Shafaq News – Ilam
In Ilam’s Fayli region, a mountainous area along Iran’s western border, local folklore continues to play an active role in daily life, visible in homes, seasonal rituals, and embroidered textiles.
According to Iranian Hamshahri Online, the province recently added six new elements to Iran’s national intangible heritage list, bringing the total number of officially recognized elements to 94.
The New additions include traditional songs, Kurdish legends, and orally transmitted skills such as the folk song Nîtwanm Per, knowledge of wild mushroom gathering and its associated beliefs, the legends of Dalg Wehar (Mother of Spring) and Shamaran (Queen of Snakes), as well as the skill of tying the women’s turban known as Sarun and the Shili Mili ceremony in certain Kurdish towns.
Residents consider these practices a living part of a continuous symbolic system. Farzad Sharifi, director general of cultural heritage in Ilam, described the province as one of Iran’s richest in intangible heritage.

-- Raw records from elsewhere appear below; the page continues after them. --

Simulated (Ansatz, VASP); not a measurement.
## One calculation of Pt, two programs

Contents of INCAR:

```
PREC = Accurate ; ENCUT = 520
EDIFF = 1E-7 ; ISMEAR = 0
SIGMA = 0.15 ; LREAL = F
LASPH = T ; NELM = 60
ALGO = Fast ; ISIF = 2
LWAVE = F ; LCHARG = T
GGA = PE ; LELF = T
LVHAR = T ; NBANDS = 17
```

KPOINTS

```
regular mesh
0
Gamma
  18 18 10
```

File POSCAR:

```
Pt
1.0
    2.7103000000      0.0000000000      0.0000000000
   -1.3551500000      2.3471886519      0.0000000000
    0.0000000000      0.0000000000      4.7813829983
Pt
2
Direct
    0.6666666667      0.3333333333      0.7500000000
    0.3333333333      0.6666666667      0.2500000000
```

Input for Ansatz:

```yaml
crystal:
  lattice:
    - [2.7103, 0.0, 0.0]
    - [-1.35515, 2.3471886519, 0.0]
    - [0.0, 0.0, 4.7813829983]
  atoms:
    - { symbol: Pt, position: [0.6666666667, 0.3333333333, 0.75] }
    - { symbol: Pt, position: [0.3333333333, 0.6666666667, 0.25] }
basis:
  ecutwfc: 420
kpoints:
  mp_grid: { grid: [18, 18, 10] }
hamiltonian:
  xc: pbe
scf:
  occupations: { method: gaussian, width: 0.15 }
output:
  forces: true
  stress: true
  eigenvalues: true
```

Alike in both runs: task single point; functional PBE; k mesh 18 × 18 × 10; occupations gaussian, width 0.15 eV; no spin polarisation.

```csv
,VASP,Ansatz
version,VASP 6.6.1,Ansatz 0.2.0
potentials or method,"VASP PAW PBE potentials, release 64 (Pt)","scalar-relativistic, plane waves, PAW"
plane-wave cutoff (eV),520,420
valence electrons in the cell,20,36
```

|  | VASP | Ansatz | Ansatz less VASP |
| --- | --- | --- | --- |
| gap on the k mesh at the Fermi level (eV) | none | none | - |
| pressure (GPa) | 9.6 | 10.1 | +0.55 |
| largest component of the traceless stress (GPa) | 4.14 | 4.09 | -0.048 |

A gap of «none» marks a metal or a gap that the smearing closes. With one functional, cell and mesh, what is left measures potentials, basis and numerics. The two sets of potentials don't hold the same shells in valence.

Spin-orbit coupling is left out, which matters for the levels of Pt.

He highlighted the prominence of the Shamaran legend, a half-woman, half-snake figure symbolizing knowledge and life, whose images are hung in homes as talismans for protection and luck. Shamaran motifs also appear across Iranian, Turkish, Syrian, and Iraqi Kurdistan in paintings, sculptures, and embroidery.
The women’s turban, Sarun, holds particular significance among the Kalahur tribe, tracing back to the Median and Achaemenid eras as a symbol of identity and belonging in rural communities spanning Eivan, Chwar, and Chardavol. Meanwhile, the Dalg Wehar legend connects weather and hope: villagers place a bowl of soup on their doorstep overnight, interpreting any shortage in the morning as a sign of a fertile year ahead.
Sharifi emphasized that registering these elements nationally aims to protect traditions at risk of disappearing and to integrate them into the public memory.